Technical details of my project (Google summer of code)

Faiz Khan
Faiz Khan
Jun 1 · 6 min read


In my last blog, I have already mentioned my project(Poor man’s recognition) and my own experience and opinion. Here I will be discussing my project in great details and how I plan to do it.

In this project, I am building a free version of Amazon Rekognition with the maximum possible feature. Amazon’s rekognition has one single API to recognize and analyses multiple images and videos scene. It can identify the objects, people, text, scenes, and activities, as well as to detect any inappropriate content. Facial recognition is one of their unique selling point features. It can detect, analyze, and compare faces for a wide variety of user verification, people counting.

I proposed to implement 7 use-cases and integrate it with a web app.

Use-cases are:-

1.Face and eyes detection using OpenCV:

OpenCV comes with a trainer as well as a detector. Here I have used OpenCV for detection and later in the project, I will use it to create an XML file of faces for Face recognition. OpenCV already contains many pre-trained classifiers for face, eyes, smiles, etc. Those XML files are stored in the Library/etc/haarcascades. In this part, I have used face cascade and eye cascade to detect face and eyes in an image. OpenCV uses a machine learning algorithm and it contains pre-trained cascade XML files which can detect a face, eyes, etc. This basically breaks the image into pixels and form blocks, it does a very rough and quick test. If that passes, it does a slightly more detailed test, and so on. The algorithm may have 30 to 50 of these stages or cascades, and it will only detect a face if all stages pass.

This technique works on the Viola-Jones Algorithm, which is a part of deep learning. This statement was said on the context of:- deep learning is a class of machine learning algorithm that learns in supervised (e.g., classification) and/or unsupervised (e.g., pattern analysis) manners.

This part of face detection is also used in facial recognition section and there I will use this the file as an unrecognized file to be saved in the database and to be used as another face with no name registered.

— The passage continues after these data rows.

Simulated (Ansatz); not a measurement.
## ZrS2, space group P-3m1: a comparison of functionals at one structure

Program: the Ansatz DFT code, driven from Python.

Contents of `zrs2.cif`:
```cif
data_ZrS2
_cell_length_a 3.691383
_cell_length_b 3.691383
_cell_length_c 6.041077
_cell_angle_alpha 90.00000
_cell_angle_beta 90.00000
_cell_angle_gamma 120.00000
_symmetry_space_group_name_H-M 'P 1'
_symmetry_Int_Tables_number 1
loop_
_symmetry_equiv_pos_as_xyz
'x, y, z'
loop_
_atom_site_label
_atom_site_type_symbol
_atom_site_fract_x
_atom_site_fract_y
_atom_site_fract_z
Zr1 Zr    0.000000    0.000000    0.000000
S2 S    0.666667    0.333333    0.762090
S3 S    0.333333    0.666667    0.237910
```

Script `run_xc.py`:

Example rectangle features shown relative to the enclosing detection window. The sum of the pixels which lie within the white rectangles is subtracted from the sum of pixels in the grey rectangles. Two-rectangle features are shown in (A) and (B). Figure © shows a three-rectangle feature, and (D) a four-rectangle feature.

2.Facial Recognition

I have used Deep Learning face recognition embedding. Here I am using deep learning and this technique is called deep metric learning.In deep learning typically a network is trained to:

1. Accept a single input image

2. And output a classification/label for that image

However, deep metric learning is different. Instead, of trying to output a single label (or even the coordinates/bounding box of objects in an image), instead of outputting a real-valued feature vector. For the dlib facial recognition network, the output feature vector is 128-d (i.e., a list of 128 real-valued numbers) that is used to quantify the face. Training the network is done using triplets:

Facial Recognition via Deep metric learning involves “triplet training step”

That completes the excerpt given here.